An Artistic Mindset Is Fundamental for Business Leaders

How can leaders make sure they are asking the right questions and adopt a mindset to foster innovation? Here Professor Nir Hindi analyzes how business leaders can utilize an artistic mentality that encourages questioning established norms to achieve success.

Leaders commonly attempt to implement innovation by following recommendations such as participating in workshops, using the latest technologies, and hiring external experts. Yet, even with all of this, they find themselves struggling to work their way towards success. This is usually due to a leader’s tendency to focus on specific policies rather than embracing a particular mindset.

So, what kind of mindset should be adopted in order to actually nurture innovation? I believe that the solution is an artistic mindset, a mix of artistic behaviors, and knowledge that artists accumulate through their training – and that the business community seems to lack.

People usually assume the arts have nothing to do with business and, therefore, there is nothing for business leaders to learn from artists. This couldn’t be farther from the truth.
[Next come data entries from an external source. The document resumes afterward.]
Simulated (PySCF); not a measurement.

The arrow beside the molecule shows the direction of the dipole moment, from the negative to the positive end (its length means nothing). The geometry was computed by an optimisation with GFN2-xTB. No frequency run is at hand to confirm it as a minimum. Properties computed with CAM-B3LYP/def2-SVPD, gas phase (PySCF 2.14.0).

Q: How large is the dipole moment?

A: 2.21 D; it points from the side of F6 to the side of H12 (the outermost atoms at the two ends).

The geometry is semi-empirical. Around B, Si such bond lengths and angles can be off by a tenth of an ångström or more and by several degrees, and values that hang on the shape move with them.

The everyday life of an artist revolves around the expression and carrying out of imagined and conceptual ideas, which in turn push these same creators to go even further in order to gain new, more unique insight and more importantly to attempt to realize them at all cost. Entrepreneurs do the same when searching for a solution to a business problem. But while business professionals are trained to execute, artists are trained to create and this fundamental difference shows how professionals in a corporate environment can succeed by changing their mindset to think more like an artist and establish fertile ground for innovation to grow.

Observation is a skill artists are particularly well-trained in and that business professionals must strengthen. For example, executives must understand their customers’ behaviors in order to not only respond to their needs but anticipate them. Yet, having eyes doesn’t necessarily translate into actually seeing. Therefore, observation is a skill to be developed, practiced, and honed. Here, artists can teach us a great deal in their ability to observe and pull valuable insight from those observations.

The next step, once the artist goes through a process of observation, is the questioning of what has been observed.

Throughout the traditional education system, and afterwards in the job market, we often focus on finding the right answer instead of looking for the right question. This approach can lead to the tendency to execute without even questioning whether the action makes sense. For example, until 2007, it was considered a given that mobile phones needed a keyboard (that took up 65% of the phone’s surface.) It took Apple to finally ask the simple question: “do we need a keyboard?” and the rest is history. But artists are traditionally the ones encouraged, in their education and their practice, to question everything. This probing is essential to their work and it enables the exploration of grey areas and offers different interpretations – and it helps artists be original within their field of work.  Consider Marcel Duchamp, who challenged the very essence of art by using daily products and labeling them as art. By so doing, Duchamp changed the course of history – referring to art as a concept and not as an object.

There are different ways to help business professionals develop their artistic mindsets. Companies can create their own Artist-in-Residence programs or build project collaborations with artists, for example like Stratasys, a market leader in 3D, is doing.

In an experience-based economy and with a human-centric approach, artists have the advantage in understanding customers to offer solutions. Yes, artists are the new startup founders. As of September 2020, Snap market value is $36.23 billion, Airbnb’s is $31 billion, Patreon $1.2 billion and Square’s is $67.47 billion (USD). What do these companies have in common? Some would say they are innovative and creative, that they are revolutionary. And indeed they are.  These companies have leveraged new technologies to reshape their industries and create multibillion-dollar businesses.

However, there is another similarity amongst them. Each of these companies have founders, or co-founders, with backgrounds in art and design. Evan Spiegel from Snap is a product designer; Joe Gebbia and Brian Chesky from Airbnb are designers, Jack Conte from Patreon is a musician and Jim McKelvey from Square is an engineer and a glass artist.

Art is not necessarily the object – the painting or sculpture – but rather the act of creation and, before that, the way of thinking, of considering and probing. In the rapidly changing and uncertain world in which we find ourselves today, we must adopt new ways of thinking. Thus, the next time you rush to use an innovation tool, remember that while these tools remain fundamental to our attempts, it is only when we connect them to a new mindset that we are able to leverage them for true, innovative success. That’s the value of an artistic mindset.